EU solar organisation:

Essential role of solar thermal electricity

Solar Millenium

Solar Millenium

Solar thermal power plant Andasol 1

Elena Dufour, 6 Mar 13
Solar thermal electricity is currently going through a period of transition which will lead to a promising future. The European Solar Thermal Electricity Association (ESTELA) is taking this opportunity to broaden its geographical scope.

Brussels (ed) ESTELA will cover the neighbouring countries involved in Solar thermal electricity (STE) in order to promote the large deployment of STE in a harmonised context. One of the many assets of the technology is its dispatchability. STE plants can  follow the demand curve perfectly, with  operational time (capacity factor) much  higher than 50 percent all year long. Furthermore, STE power plants are able  to feed stable electricity in to the grid,  thanks to their well dimensioned onsite  storage and their ability to hybridise with biomass or any other source. In some regions, hybridisation with natural gas or  coal might be advantageous.  Unlike other generation technologies,  STE plants provide a minimum local content close to 50 percent from the very first  plant installed. The positive macroeconomic impact of STE plants is the highest  among the most relevant renewable energy technologies, both in job creation and  in the development of local industry.

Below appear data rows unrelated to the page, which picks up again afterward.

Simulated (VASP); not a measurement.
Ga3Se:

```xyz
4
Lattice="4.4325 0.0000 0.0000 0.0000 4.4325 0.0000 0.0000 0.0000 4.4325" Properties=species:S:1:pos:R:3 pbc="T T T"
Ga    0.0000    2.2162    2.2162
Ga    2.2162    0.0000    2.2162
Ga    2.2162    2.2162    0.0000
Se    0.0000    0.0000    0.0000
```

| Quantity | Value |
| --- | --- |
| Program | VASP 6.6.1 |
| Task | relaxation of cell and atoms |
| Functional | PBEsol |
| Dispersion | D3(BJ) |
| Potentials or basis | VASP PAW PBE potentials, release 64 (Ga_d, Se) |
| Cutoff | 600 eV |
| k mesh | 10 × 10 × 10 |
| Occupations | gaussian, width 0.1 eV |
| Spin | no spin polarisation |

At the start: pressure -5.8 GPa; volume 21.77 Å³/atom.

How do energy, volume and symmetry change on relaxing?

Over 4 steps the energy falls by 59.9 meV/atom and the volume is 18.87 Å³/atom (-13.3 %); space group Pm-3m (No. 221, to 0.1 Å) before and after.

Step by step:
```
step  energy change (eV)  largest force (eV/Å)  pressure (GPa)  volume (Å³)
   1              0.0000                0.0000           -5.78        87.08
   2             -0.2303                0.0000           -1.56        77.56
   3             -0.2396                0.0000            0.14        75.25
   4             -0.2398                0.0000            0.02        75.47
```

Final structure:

Finally, the competitiveness of STE  plants in the short and medium term has  been proven: a remarkable cost reduction has been achieved by STE since 2007 with  only three gigawatts installed worldwide.  Power plants in Spain, some of which are  still in the construction phase, can no longer be considered as a current cost reference for STE technologies. Feed-in tariffs  in Spain correspond to projects approved in 2009, with designs completed before  2007. However, new and larger plants designed and constructed in other sunbelt  countries now show much lower generation costs in the range of EUR 0.15 per  kilowatt-hour (kWh). The industry belives  that the costs will decrease further in the  next years to the range of EUR 0.10/kWh  by 2020. Last but not least, the outcome of the  first call of the New Entrants’ Reserve of  the European Emissions Trading System  (NER300) was published on 18 December  2012, awarding EUR 203.3 million for STE  from the auctions of 300 million allowances. The European Investment Bank (EIB)  positively evaluated four STE projects: two  in Greece (parabolic dishes and a central  receiver), one in Cyprus (parabolic dishes)  and one in Spain (a central receiver).